FYI Miami: March 14, 2019
Below are some of the FYIs in this week’s edition. The entire content of this week’s FYIs and Insider sections is available by subscription only. To subscribe click here.
BACK TO SQUARE ONE: Miami-Dade plans to seek proposals to create and run a transit-oriented development on nearly 14 county-owned acres at Northwest 215th Street and 27th Avenue south of the Florida Turnpike’s Homestead Extension in Miami Gardens. The new proposal is based on the Strategic Miami Area Rapid Transit (SMART) Plan and the new locally preferred alternative of an elevated fixed guideway transit system recommended for the North Corridor on Dec. 6, 2018. The county has tried twice before to get a developer for the site. In the latest attempt, two proposers responded and Miami Gardens Transit Village LLC was recommended for negotiations, but last June the county learned that the developer was no longer part of the team. A county commission committee was asked this week to approve rejection of all proposals to start over.

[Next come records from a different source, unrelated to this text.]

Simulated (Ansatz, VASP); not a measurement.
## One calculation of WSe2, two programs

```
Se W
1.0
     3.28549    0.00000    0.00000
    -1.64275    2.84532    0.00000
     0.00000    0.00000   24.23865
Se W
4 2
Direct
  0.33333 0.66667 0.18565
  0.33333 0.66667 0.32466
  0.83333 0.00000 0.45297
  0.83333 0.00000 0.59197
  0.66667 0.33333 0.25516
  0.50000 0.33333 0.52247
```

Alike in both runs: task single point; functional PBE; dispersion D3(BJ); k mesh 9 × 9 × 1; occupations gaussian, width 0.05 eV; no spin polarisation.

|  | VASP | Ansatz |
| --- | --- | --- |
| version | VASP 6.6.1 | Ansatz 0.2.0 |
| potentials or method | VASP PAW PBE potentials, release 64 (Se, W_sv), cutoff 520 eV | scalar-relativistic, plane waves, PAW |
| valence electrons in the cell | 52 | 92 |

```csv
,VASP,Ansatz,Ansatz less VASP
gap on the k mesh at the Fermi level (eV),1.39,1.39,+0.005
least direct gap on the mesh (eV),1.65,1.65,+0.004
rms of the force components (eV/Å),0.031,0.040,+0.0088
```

PUBLIC-PRIVATE DEAL?: Miami-Dade County may look to a public-private partnership to build an elevated fixed guideway transit system along Northwest 27th Avenue. A resolution by Commissioners Barbara Jordan and Esteban Bovo Jr. that was to be heard in county committee this week would ask Mayor Carlos Giménez to report within 60 days how to best design, build, finance and operate the system and, if appropriate, bring commissioners a resolution recommending any or all of the project be treated as eligible for a public-private partnership, putting the procedure to cut a deal in motion.
WHO SHOULD RUN MARINAS? Miami city commissioners plan to discuss the current operations of the several city-owned marinas today (3/14). Some of the marinas are run by the city itself, like Dinner Key Marina, and others are run by private entities. Commissioners have been considering whether to have all of the city’s marinas run by private companies.
FULL DISCLOSURE: Sellers of property within special taxing districts – or an area in which a petition to create such a district exists – must now disclose to potential buyers that the property is subject to additional payments, as Miami-Dade commissioners on March 5 voted unanimously in favor of a ordinance amendment calling for the disclosure, sponsored by Jose “Pepe” Diaz and co-sponsored by Daniella Levine Cava, Joe Martinez, Dennis Moss, Jean Monestime and Javier Souto. The ordinance will be enforced by the county parks department’s Special Assessment Districts Division, according to Cultural Affairs Director Michael Spring, who wrote that the ordinance will also require petitioners of new special taxing districts to prepay the cost of recording the taxing district into record at the time of filing.